Why is Israel aid exempt?
- Details
- Written by MJ Rosenberg MJ Rosenberg
- Published: 08 March 2011 08 March 2011
As US fiscal conservatives cut food programmes for poor children, military aid for Israel is left untouched.
US military aid should be conditional on Israel stopping settlement expansion, writer says [GALLO/GETTY]
Once upon a time, social security was considered the "third rail" of American politics. The "third rail" is the train track that carries the high-voltage power; touching it means instant death.
The "third rail" metaphor has for decades been applied to social security, a government program so popular with the American public that proposing any changes in it would mean political death to the politician.
No more. Although social security is as popular as ever, politicians routinely propose changes in the program — including privatisation and means testing. While the proposals usually go nowhere, and rightly so, the politicians who support them live to fight another day. Today, with those massive deficits and the astronomical national debt, not even social security is sacrosanct.

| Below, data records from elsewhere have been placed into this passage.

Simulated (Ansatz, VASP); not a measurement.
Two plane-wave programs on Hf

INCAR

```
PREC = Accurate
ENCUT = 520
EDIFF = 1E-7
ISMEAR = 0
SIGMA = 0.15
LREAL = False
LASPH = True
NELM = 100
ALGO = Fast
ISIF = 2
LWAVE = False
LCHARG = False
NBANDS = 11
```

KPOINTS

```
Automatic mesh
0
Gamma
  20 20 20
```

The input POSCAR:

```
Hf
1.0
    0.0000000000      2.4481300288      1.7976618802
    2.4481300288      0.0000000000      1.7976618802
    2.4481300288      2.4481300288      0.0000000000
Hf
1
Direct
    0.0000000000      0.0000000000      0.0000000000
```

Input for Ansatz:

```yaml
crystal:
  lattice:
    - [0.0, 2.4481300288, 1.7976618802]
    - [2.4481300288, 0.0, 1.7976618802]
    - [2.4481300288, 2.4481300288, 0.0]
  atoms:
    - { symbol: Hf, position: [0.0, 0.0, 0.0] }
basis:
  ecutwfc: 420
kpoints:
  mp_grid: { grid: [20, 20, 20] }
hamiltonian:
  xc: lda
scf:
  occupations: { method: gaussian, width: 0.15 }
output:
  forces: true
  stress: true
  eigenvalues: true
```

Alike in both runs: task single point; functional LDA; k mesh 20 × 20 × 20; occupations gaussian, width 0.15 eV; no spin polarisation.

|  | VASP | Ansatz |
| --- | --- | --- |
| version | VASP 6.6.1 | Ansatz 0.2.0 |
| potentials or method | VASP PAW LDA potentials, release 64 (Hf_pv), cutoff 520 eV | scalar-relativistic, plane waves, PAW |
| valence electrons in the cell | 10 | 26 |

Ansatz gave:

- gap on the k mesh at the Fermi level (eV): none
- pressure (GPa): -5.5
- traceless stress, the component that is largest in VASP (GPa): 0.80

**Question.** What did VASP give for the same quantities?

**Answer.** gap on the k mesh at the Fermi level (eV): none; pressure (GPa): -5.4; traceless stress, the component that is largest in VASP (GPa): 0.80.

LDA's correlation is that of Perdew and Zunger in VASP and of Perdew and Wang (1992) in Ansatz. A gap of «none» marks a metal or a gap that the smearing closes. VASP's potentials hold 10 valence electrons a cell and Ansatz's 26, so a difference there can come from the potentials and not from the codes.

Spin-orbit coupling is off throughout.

Few, if any, government programs are.
But US aid to Israel is. In fact, the $3bn Israel aid package is the new third rail of American politics: touch it and die. It is also the one program that liberals, conservatives, Democrats, Republicans and tea partiers all agree should not sustain even a dollar in cuts.
Actually, that is something of a mis-statement. These various parties and factions do not agree that the $3bn Israel aid package is sacred. They just say that they do because a powerful lobby, the American Israel Public Affairs Committee (AIPAC), makes clear to them that touching the aid package will mean big trouble for them in the next election.